Nothing says Christmas like... seeing Santa at Bass Pro Shops, two concepts you'd never think to hear in the same sentence.  There was plexiglass involved... sigh, and hooray... 💞

Nothing says Christmas like... watching Holidate, a hilarious and irreverent film (on Netflix) that is surely the anti-Hallmark (and that's a good thing for me, Martha!), which you realize in the first seven minutes when one of the characters has a line of dialogue that's not repeatable here, but make sure you're not eating or drinking anything so as to avoid a spit-take.  I loved it, but your mileage may vary (which won't keep me from loving it!).

The non-snarky events of these last few weeks:

~ Listening to the Hipster Holidays Pandora station on my phone while I'm out on my walk

~ Surprising Rob for his birthday at his job in Pembroke Gardens 

~ Enjoying an Extended Family (the MossFam6 plus my sister, her husband, daughter and daughter's roomie; my brother couldn't make it) Zoom call.  How lovely to see everyone, even virtually, as it had been much too long... and we've vowed to do them regularly!

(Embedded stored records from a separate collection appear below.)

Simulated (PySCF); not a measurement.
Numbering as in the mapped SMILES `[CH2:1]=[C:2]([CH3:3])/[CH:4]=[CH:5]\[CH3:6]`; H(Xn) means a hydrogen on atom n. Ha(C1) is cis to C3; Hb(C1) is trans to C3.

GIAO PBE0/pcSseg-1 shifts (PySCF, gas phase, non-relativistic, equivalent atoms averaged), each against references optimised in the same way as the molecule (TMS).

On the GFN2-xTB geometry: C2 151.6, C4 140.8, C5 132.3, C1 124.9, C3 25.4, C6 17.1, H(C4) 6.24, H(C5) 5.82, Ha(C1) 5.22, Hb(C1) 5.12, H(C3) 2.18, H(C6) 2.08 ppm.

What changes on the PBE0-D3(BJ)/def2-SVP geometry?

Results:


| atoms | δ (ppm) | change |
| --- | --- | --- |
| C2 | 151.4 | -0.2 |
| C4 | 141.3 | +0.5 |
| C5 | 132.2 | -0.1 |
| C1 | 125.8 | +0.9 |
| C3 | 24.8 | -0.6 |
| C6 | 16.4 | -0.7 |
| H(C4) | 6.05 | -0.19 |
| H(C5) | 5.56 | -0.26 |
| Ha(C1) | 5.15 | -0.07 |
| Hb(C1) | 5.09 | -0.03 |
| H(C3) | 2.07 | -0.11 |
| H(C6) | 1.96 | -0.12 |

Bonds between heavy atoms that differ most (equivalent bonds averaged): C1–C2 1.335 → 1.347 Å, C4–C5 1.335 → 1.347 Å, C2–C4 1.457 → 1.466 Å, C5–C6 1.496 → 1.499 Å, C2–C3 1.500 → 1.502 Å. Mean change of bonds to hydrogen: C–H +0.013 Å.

"It's good to be alive!" indeed... 💖




SONGThe Lights and Buzz by Jack's Mannequin


What can a yellow glove mean in a world of motorcars and governments?

I was small, like everyone. Life was a string of precautions: Don't kiss the squirrel before you bury him, don't suck candy, pop balloons, drop watermelons, watch TV. When the new gloves appeared one Christmas, tucked in soft tissue, I heard it trailing me: Don't lose the yellow gloves.

I was small, there was too much to remember. One day, waving at a stream — the ice had cracked, winter chipping down, soon we would sail boats and roll into ditches — I let a glove go. Into the stream, sucked under the street. Since when did streets have mouths? I walked home on a desperate road. Gloves cost money. We didn't have much. I would tell no one. I would wear the yellow glove that was left and keep the other hand in a pocket. I knew my mother's eyes had tears they had not cried yet, I didn't want to be the one to make them flow. It was the prayer I spoke secretly, folding socks, lining up donkeys in windowsills. To be good, a promise made to the roaches who scouted my closet at night. If you don't get in my bed, I will be good. And they listened. I had a lot to fulfill.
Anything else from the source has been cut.